I had a 24' power boat a few decades ago and to get a reduction in my insurance, I had to take a USCG small boat safety course.  I had been taking 4,000 ton destroyers in and out of ports with no tugs and a 16,000 ton cruiser in and out of ports with tugs but had to take the small boat safety course to get a break on my insurance bill.


----------



## silentg (Sep 6, 2017)

We stayed in many timeshares, all different. I was most surprised how special Santa Fe was. We stayed in a one bedroom unit upstairs from a bookstore/coffee shop.  Would go back.


----------



## Larry M (Sep 9, 2017)

I exchanged into Ocean Ridge on Edisto Island, SC, primarily because it wasn't too far away (7 hours) from home. I liked it so much that I repeated for a few years, then gave my owned Arkansas timeshare back to the HOA and bought a resale time share at Edisto.

The cherry on top was that the resale was not Wyndham, but a small, independent HOA on the Wyndham grounds with much friendlier policies and the timeshare cost was $1500.

This is a wonderful place to stay, a barrier island with the warm Atlantic Ocean one one side with surf and the calmer but cooler St. Helena Sound on the other. Very laid back. Buildings higher than two stories are banned. Primary transportation can be by bicycle and the streets are nearly deserted. Commercial establishments are limited. One grocery plus a well-stocked convenience store/gas station. One liquor outlet. One or two fish and bait stores. Lots of restaurants. Golf included if you like it. HOA policies are that owners can rent weeks during the mild winter for $300--or have them free if one of the party spends a few days painting an adjacent unit.

Larry


----------



## klpca (Sep 9, 2017)

silentg said:


> We stayed in many timeshares, all different. I was most surprised how special Santa Fe was. We stayed in a one bedroom unit upstairs from a bookstore/coffee shop.  Would go back.


Which resort Terry? Santa Fe is on our short list.


----------



## rbsw24 (Sep 10, 2017)

For the most part like my time share at Mystic Dunes Resort, and have traded through Interval many times but the fees are almost, what you can rent a house for a week.


----------



## dsmrp (Sep 10, 2017)

silentg said:


> We stayed in many timeshares, all different. I was most surprised how special Santa Fe was. We stayed in a one bedroom unit upstairs from a bookstore/coffee shop.  Would go back.
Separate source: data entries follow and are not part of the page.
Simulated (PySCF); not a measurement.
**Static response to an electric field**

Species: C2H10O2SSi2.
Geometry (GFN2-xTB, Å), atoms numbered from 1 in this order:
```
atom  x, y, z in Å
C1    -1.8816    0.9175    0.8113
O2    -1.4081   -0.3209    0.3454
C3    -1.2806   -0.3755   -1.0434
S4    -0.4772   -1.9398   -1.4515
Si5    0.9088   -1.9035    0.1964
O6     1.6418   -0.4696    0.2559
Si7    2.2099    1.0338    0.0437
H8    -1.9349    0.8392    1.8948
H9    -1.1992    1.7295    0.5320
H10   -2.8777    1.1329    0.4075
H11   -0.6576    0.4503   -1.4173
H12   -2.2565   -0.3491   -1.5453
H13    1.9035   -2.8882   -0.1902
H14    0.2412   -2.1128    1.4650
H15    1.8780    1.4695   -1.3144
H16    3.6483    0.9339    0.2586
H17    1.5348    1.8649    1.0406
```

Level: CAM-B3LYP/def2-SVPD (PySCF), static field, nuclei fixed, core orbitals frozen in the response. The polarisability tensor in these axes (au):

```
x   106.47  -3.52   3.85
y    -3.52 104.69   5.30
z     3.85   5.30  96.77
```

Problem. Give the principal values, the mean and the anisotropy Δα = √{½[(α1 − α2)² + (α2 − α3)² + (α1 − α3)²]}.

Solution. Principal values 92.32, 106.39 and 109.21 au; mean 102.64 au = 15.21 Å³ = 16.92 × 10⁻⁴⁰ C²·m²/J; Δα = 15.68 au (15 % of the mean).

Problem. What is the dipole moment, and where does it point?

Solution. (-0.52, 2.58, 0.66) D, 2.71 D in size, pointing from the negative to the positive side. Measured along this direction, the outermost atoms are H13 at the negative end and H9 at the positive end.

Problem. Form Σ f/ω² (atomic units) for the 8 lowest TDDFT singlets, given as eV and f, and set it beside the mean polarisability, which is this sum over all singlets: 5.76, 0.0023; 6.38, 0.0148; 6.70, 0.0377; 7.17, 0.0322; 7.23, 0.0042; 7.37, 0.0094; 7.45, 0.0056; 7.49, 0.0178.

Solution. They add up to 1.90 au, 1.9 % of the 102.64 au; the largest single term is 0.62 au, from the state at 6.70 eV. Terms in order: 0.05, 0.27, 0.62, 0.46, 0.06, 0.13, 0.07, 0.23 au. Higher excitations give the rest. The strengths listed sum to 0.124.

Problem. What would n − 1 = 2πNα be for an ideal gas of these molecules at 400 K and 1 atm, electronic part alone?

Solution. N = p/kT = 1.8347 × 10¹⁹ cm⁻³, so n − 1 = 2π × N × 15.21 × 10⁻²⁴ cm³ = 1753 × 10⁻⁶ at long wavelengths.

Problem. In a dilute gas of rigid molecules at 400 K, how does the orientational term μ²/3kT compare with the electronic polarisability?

That sounds like the one we're going to in a couple of weeks: Otra Vez en Santa Fe.

Looking forward to Santa Fe!!!


----------



## dougp26364 (Sep 11, 2017)

In 2000 we had gone to Orlando and had a miserable time. What can I say, we our daughter to Disneyland but ended up hating Orlando. The next yer I wanted to try something on the atlantic coast and wanted someplace warm in December, so I grabbed an exchange into Marriotts Ocean Pointe. My wife complained all the way until we walked into the unit. After the first day she wanted to own there. We purchased a 3 bedroom. Ocean front unit and have been back every year, except one, since.

We also had a lot of trepidation about Bell Rock Inn in Sedona but found it to be a very nice, acceptable resort. Not our first pick when we go back but was a lot nicer than we thought.

Villas de Santa Fe was also another pleasant surprise. Nice location and nice units. Not to much on amenities but we rarely use those anyway.


----------



## Karen G (Sep 11, 2017)

rickandcindy23 said:


> they did daily housekeeping and gave us Ghirardelli caramel filled chocolate squares each night on our pillows.


That alone would make me want to stay there!


----------



## rickandcindy23 (Sep 11, 2017)

rbsw24 said:


> For the most part like my time share at Mystic Dunes Resort, and have traded through Interval many times but the fees are almost, what you can rent a house for a week.


And it's a VERY easy trade, not being a Marriott.  My stepsister loved her week last year for Thanksgiving.


----------



## FLDVCFamily (Sep 13, 2017)

Oceanique in Indian Harbour Beach FL...traded my parents in several years ago as it's local to me. I was never impressed with the place just driving by, but it ended up being such a great resort that I'd do a staycation there if I ever saw a week I could use. The units are large with lovely views.


----------



## Sandy VDH (Sep 13, 2017)

Panina said:


> I love what I own but also like the excitement of trading to different areas and resorts.
> 
> Sometimes I trade into a resort thinking why did I trade into it?
> 
> ...



I'm trading into this resort in 2 weeks.  I am a HUGE Outlander fan, so I am visiting the area as it is the Fraser's Ridge which was established in the forth book in the series.  They are just prepping for filming season 4, although they will not be filming in NC, they will continue filming with Scotland doubling for NC.


----------



## chapjim (Sep 23, 2017)

Got another one -- Las Olas in Cocoa Beach.  Love the little room with two chairs and a TV.

Could post this in the favorite smaller resorts, too.


----------



## silentg (Sep 23, 2017)

littlestar said:


> I like to stick with Marriott and Disney because of the quality, but we went to Hilton Head at Waterside at Spinnaker and I loved the resort.  It was clean and the location was awesome.


We stayed there too, very nice resort.
Silentg


----------